Campaigner throws spotlight on Hong Kong's housing horrors
An ad-man has used his flair for getting attention to highlight the wretched state of many Hongkongers’ living conditions
A cage sits on a corner in busy Central. People rush past on their way home, not noticing an old man sleeping in the cage, which is just twice his size, with all his belongings hanging on the wire netting.
The cage was part of a housing campaign initiated by Kwong Chi-kit, creative director of a local advertising agency.
Inspired by a reality show inviting local tycoons to experience life in cage homes, Kwong came up with the idea of highlighting the problem using his advertising experience.

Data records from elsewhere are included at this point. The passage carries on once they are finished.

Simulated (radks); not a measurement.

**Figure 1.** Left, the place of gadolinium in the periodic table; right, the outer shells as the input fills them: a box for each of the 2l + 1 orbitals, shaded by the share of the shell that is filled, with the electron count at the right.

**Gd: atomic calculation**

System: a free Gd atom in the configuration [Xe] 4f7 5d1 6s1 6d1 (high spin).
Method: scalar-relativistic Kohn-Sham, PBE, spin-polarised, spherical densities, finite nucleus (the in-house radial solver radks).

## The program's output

Video: Cage Home Art Campaign
Three cage-home models designed by Kwong and crafted by colleagues were placed on busy streets in Central and Happy Valley, a district known for its high rents. With the help of local charity the Society for Community Organisation (SoCO), they photographed the reactions of passers-by and uploaded the pictures to social networks.
The project attracted media attention at home and abroad. "Hong Kong people were not as interested in the models as tourists and foreigners, which was what I expected," Kwong said.
He said he initiated the campaign to give a closer look at the cage dwellers so that people could have a better understanding of the "invisible group".
"I heard people say 'they end up in cage homes because they have not worked hard enough'," he said. "It's such a misunderstanding. These people could not afford education to move up the social ladder because they spend most of their income on rent."
While the models themselves were largely ignored, the pictures of the pedestrians' reactions were widely circulated on social networks.
The project recently won ADSA's Best Integrated Campaign, an international non-profit and social advertising award. The project is now being showcased at an exhibition in Beijing.
But while the cage-home model gets more and more "likes" on the internet, hundreds of cage-home dwellers are still poverty-bound and enduring their hellish accommodation.
SoCO says the average size of cages has dropped from 18 to 15 square feet in the past four years.
"A 15-square-foot 'cage' could cost HK$1,600, meaning the rent per square foot is as high as for a luxury mansion," a report by the group says.
Many cage dwellers are elderly and living on welfare, says Angela Liu, a social worker with SoCO.
"They have been waiting for a public rental flat for years," she says.
Kwong hopes his campaign will inspire people to reflect more on housing policies, which he believes deny the needy the chance of social mobility.
"My family lived in a public rental apartment when I was young, and that's why my parents were able to pay for my education and support me to study abroad," he says.
Kwong says the only solution is to build more public housing.
He says pedestrians' lack of interest in the cage models does not mean they do not care.
"We have been stuck with the housing problem for generations," Kwong says.
"Every Hongkonger has complaints about housing, but prices keep rising and housing conditions get worse and worse. So people feel helpless, that there's nothing they can do to make a difference."
But Kwong believes the effort of every individual counts.
"Take moral and national education for an example," he says. "At the end of the day it was still up to the government to amend the policy. But if we had not protested at the government headquarters and made our voices heard, we would never have been able to have the scheme postponed or changed."
To encourage people to take action, Kwong attached a QR code to each of the cage models left on the street. Once scanned with a smartphone, the code automatically generated an e-mail asking the government to supply more public housing.
"I don't know if our campaign will affect the chief executive's decisions, but at least I've used my knowledge as a creative director to call for action."